RIBBED SLAB FOUNDATION FOR CYLINDRICAL REFRIGERATED TANKS FOR LIQUIFIED GAS STORAGE

Abstract

A foundation for cylindrical refrigerated tanks for liquified gas storage, at locations where the minimum ambient temperature is always greater than 0 C., characterized by a reinforced concrete ribbed slab structure at grade level, where the clear spaces in between the parallel webs of the ribbed slab are configured as air circulation channels to provide ambient air circulation suitable to prevent the ground underneath the foundation itself from reaching freezing temperatures, i.e. 0 C., while providing the necessary bearing and structural capacity.

Claims

1. Foundation for cylindrical refrigerated tanks for liquified gas storage, at locations where the minimum ambient temperature is always greater than 0 C., comprising a reinforced concrete ribbed slab structure at grade level, where the clear spaces in between the parallel webs of said ribbed slab are configured as air circulation channels to provide ambient air circulation suitable to prevent the ground underneath the foundation itself from reaching freezing temperatures, while providing the necessary bearing and structural capacity; wherein said air circulation channels are placed within the thickness of said reinforced concrete ribbed slab structure of the foundation, and wherein the cross section of said air circulation channels is calculated by a method for designing the cross section of air circulation channels provided within a foundation for cylindrical refrigerated tanks for liquified gas storage, at locations where the minimum ambient temperature is always greater than 0 C., in order to ensure enough natural ventilation to prevent the ground underneath the foundation itself from reaching freezing temperatures, while providing the necessary bearing and structural capacity, said method including performing a thermal analysis of the real behavior of the tank/foundation/soil system by means of a finite elements 3D Model, in order to simulate the heat transfer from ambient air in the channels to the liquified gas inside the tank; wherein said thermal analysis is performed during the design stage of the foundation both to select the size and spacing of air circulation channels, and to allow performing the structural design of the ribbed slab foundation that creates these channels, taking into account the reduction of structural cross section due to the presence of said channels, as well as of any piles required to support the foundation itself, said method being performed to ensure enough natural ventilation notwithstanding the prevailing wind direction at the site where the foundation is placed.

2. The foundation of claim 1, wherein said air circulation channels are open to the outside ambient to allow the continuous heat transfer from ambient airwhich temperature is always greater than 0 C.to the inside of the foundation supporting the tank containing the liquified gas, thus preventing the freezing of soil underneath the foundation itself.
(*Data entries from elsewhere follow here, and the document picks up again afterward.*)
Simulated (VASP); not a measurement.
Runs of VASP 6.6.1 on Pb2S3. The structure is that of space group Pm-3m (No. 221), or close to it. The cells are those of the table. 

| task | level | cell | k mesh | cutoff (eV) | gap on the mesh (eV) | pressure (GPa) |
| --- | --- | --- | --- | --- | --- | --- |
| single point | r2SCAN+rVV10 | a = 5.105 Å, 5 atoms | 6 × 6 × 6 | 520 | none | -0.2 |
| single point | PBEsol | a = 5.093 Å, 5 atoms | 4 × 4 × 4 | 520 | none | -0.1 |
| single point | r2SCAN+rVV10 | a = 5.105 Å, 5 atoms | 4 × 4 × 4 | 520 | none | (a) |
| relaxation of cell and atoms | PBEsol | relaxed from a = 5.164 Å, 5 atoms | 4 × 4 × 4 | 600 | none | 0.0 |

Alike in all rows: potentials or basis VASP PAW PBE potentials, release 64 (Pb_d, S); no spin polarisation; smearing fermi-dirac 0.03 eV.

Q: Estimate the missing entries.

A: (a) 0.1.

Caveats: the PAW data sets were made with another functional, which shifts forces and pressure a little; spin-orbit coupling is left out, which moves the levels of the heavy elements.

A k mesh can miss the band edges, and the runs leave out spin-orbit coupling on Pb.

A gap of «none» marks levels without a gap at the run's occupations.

3. The foundation of claim 2, wherein said air circulation channels are evenly distributed in plan and are substantially parallel to each other and to the upper face of the foundation supporting the tank bottom; where said air circulation channels are crossing the foundation from one side to the opposite one.

4. The foundation of claim 2, wherein said air circulation channels have a 600 mm minimum dimension of their cross section to facilitate inspection and cleaning.

5. The foundation of claim 2, wherein said air circulation channels are prismatic in section with a nominal longitudinal slope in order to enhance the stack effect.

6. The foundation of claim 2, wherein said air circulation channels are oriented perpendicular to the prevailing wind direction at the site where the foundation is placed, in order minimize the possibility of sand or dirt being dragged inside said air circulation channels.

7. (canceled)

8. The foundation of claim 2, wherein, in case foundation with piles is necessary, the foundation is configured to be built in a bottom-up construction sequence: piles followed by ribbed slab; instead of the top-down construction sequence adopted in the usual industrial practice for these cases, namely in construction sequence order: embankment above grade, piles, slab, digging-out of embankment material.

9. The foundation of claim 3, wherein said air circulation channels have a 600 mm minimum dimension of their cross section to facilitate inspection and cleaning.

10. The foundation of claim 3, wherein said air circulation channels are prismatic in section with a nominal longitudinal slope in order to enhance the stack effect.

11. The foundation of claim 4, wherein said air circulation channels are prismatic in section with a nominal longitudinal slope in order to enhance the stack effect.

12. The foundation of claim 3, wherein said air circulation channels are oriented perpendicular to the prevailing wind direction at the site where the foundation is placed, in order minimize the possibility of sand or dirt being dragged inside said air circulation channels.

13. The foundation of claim 4, wherein said air circulation channels are oriented perpendicular to the prevailing wind direction at the site where the foundation is placed, in order minimize the possibility of sand or dirt being dragged inside said air circulation channels.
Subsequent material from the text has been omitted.